How I Built a Swedish Crossword Solver with Astro and 400,000+ Words
I recently launched Korsordsakuten — a free Swedish crossword solver — and learned a lot about building SEO-driven content sites with Astro. Here's what I built and what I learned along the way.
What It Does
The site lets you:
- Search 400,000+ Swedish word forms by clue, pattern, or length
- Filter answers by letter count (e.g. "give me 6-letter synonyms only")
- Browse prefix/suffix indexes (words starting with SK, ending with ERA etc.)
- Solve anagrams
- Play a daily Wordle-style word game
The Stack
- Astro 6 (SSR mode, Node adapter) — perfect for content-heavy sites. Each route is server-rendered but the build is still fast.
- Node.js 22 on Render (free tier)
- GitHub Pages as a static sitemap mirror — more on this below
- Zero client-side JS frameworks. Just vanilla JS where needed.
The Data Pipeline
The word database is built from public Swedish word lists, processed through a Node.js pipeline:
scripts/
build-worddb.mjs # Build words.json, synonyms.json, related.json
build-phrases.mjs # Process multi-word crossword entries
build-sitemaps.mjs # Generate 278 sitemap files × 1000 URLs each
publish-sitemaps.mjs # Push sitemaps to GitHub Pages mirror
The synonym/related data is derived from Swedish lexical resources, giving each word a list of crossword-appropriate answers.
The Trickiest Part: Memory on a Free Tier
The site has some large JSON files:
-
clue-index.json— 18 MB -
related.json— 8.5 MB -
synonyms.json— 6.75 MB
Loading all of these at module startup caused OOM crashes on Render's 256 MB free tier. The fix: lazy loading via getter functions.

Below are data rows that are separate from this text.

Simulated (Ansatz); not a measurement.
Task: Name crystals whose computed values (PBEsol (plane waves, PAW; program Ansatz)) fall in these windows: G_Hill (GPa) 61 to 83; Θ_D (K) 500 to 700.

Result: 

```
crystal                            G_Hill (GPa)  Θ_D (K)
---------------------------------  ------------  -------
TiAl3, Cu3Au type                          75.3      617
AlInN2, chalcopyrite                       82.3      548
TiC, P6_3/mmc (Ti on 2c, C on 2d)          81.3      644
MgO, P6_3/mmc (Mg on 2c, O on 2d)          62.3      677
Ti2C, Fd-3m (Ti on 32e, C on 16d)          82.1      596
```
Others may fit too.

// Before — crashes on startup
import wordsData from '../data/words.json';
// After — only loads when first accessed
let _words: string[] | null = null;
export function getWords(): string[] {
if (!_words) _words = wordsData as string[];
return _words;
}
Also added --max-old-space-size=460 to the start script (Render allows slightly over the nominal 256 MB before killing the process).
The Sitemap Problem
With 227,000+ URLs, Google wouldn't read our sitemaps. Two issues:
Files were too large — 45,000 URLs × ~120 bytes = 5.4 MB per file. Google has an unofficial ~1 MB soft limit. Fixed by reducing to 1,000 URLs per file (278 files).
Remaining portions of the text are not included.